I think it would be virtually impossible to determine brass from bronze via photograph. eBay is a counterfeiters dream. Even with a piece in hand, I think you would have to resort to chemistry to have a definitive answer.
I've kind of been thinking along those lines. A few pointers I give to folks who ask, is to consider whether the object at hand is typically made of one alloy or the other, for a reason. Fine statuary is made of bronze to pick up fine detail since art bronze expands slightly in the mold before it sets. Ordinary household wallplates for light switches would normally be made of brass because bronze isn't required for that function.

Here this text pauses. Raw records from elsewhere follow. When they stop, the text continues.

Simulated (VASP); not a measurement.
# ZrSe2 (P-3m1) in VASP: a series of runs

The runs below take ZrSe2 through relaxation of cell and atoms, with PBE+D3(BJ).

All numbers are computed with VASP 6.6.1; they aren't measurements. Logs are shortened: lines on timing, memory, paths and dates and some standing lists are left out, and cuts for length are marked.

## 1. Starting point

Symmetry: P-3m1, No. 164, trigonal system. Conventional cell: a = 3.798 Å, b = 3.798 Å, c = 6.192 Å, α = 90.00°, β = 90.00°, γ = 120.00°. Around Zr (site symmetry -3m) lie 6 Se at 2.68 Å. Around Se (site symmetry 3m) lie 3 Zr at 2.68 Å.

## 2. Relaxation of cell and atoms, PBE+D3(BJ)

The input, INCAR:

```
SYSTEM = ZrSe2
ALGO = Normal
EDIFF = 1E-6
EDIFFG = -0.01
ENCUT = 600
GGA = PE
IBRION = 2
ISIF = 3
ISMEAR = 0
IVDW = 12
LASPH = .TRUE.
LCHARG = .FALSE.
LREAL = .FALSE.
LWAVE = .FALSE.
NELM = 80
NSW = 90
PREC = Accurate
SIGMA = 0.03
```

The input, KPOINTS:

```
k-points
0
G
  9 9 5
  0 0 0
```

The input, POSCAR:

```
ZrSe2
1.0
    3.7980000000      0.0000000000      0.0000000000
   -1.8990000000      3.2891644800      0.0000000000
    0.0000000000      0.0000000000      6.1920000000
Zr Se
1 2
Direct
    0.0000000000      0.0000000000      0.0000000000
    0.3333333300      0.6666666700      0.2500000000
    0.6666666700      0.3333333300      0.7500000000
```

Gunmetal bronze is very hard stuff, much harder than brass. I tried to stamp some small letters in it one time and had to strike the metal stamp over and over.
If you ever really, really have to know and there's money at stake, take the item to a scrap dealer. These days they are all equipped with a "gun" that is a handheld spectral analyzer. it zaps the sample with an intense spark that vaporizes a tiny patch of metal then instantly decodes the spectrum of light emitted, and gives a printout of the top 20 elements and their percentages. The spot chosen to zap has to be completely cleaned of all oxide etc. or all the components of that will contaminate the results. If you know the scrap dealer he might do it as a favor, otherwise they may want to charge you something, or they may not want to do it at all unless you are doing other business with them.
Not all of the guns will ID all of the elements. I wanted to buy some zinc recently and a dealer told me he had no way to tell it from lead or whatever since his zapper was not programmed to identify zinc. That seems strange since it will identify brass vs. bronze, so I suspect he was giving me a line of b.s.